10 Ways I Would Green the White House

Colin Doyle, 2016 Presidential candidate, shares his plans for the White House if he is elected

The White House, as emblem for American leadership, could be far lighter in its negative impact on the Earth.  Making the changes below would be a clear message to the world of an environmentally-minded head who lives the change at home.

This is for activities at the White House building itself, not for the President’s travel or other work, and not for his policies, which would make exponentially more impact than greening the home/office.

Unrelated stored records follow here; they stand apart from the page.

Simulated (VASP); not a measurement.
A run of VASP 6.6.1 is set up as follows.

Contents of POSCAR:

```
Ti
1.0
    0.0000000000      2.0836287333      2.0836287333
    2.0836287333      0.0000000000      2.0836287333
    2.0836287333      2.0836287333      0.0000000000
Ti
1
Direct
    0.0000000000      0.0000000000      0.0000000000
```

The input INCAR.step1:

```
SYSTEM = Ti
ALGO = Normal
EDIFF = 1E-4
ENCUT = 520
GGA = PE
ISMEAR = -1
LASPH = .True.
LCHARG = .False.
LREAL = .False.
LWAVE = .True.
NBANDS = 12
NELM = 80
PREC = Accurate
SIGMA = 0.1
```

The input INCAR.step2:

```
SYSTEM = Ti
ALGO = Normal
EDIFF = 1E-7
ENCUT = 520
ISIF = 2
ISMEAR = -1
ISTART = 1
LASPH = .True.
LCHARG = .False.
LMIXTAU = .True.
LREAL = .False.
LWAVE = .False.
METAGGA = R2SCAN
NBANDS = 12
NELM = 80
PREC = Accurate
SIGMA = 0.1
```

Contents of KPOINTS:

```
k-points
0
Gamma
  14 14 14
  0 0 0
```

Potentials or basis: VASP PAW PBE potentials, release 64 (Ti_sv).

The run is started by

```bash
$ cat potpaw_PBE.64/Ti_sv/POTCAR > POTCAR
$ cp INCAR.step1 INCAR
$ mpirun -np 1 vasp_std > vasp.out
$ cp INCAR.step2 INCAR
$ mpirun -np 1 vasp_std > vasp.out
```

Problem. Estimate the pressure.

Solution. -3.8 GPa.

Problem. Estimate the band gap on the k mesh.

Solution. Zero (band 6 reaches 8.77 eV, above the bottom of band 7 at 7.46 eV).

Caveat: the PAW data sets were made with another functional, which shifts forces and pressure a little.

  1. Add back on the rooftop solar panels Jimmy Carter installed. Ronald Reagan should never have removed them.
  2. Expand the organic garden Michelle Obama started. These first two items build on good moves made by previous Presidential families; the remaining 8 go beyond them.
  3. Convert the lawn to a food forest. Instead of putting intense resources into a monocrop of grass that’s only for looks, turn it into a multilayered perennial food system.
  4. Let the air temperature vary. Most offices (and homes) keep roughly the same indoor air temperature year-round. Change settings to let it get cooler in the winter and warmer in the summer, reducing electrical usage.
  5. Cut meat. Reduce it to a fraction of the usual American level. This simple step significantly reduces the food footprint of State Dinners and unofficial meals.
  6. More local & organic food. Direct White House chefs to make amazing meals with mostly organic ingredients from within 100 miles.
  7. No more bottled water. It’s a monetary racket and environmental catastrophe. Filtered tap water is just fine.
  8. Install solar hot water. This is more efficient for heating water than photovoltaics. A direct sun technology.
  9. Boost insulation. Windows are typically the worst culprit; be an example by using triple-paned. Ensure the walls, roof, and floor are tight and thickly insulated.
  10. Compost. Integrate a large-scale onsite composting system that returns nutrients into the annual garden, food forest, and (only occasional) ornamental plants.

Perhaps with these changes — and more — the White House will come to be called the Green House!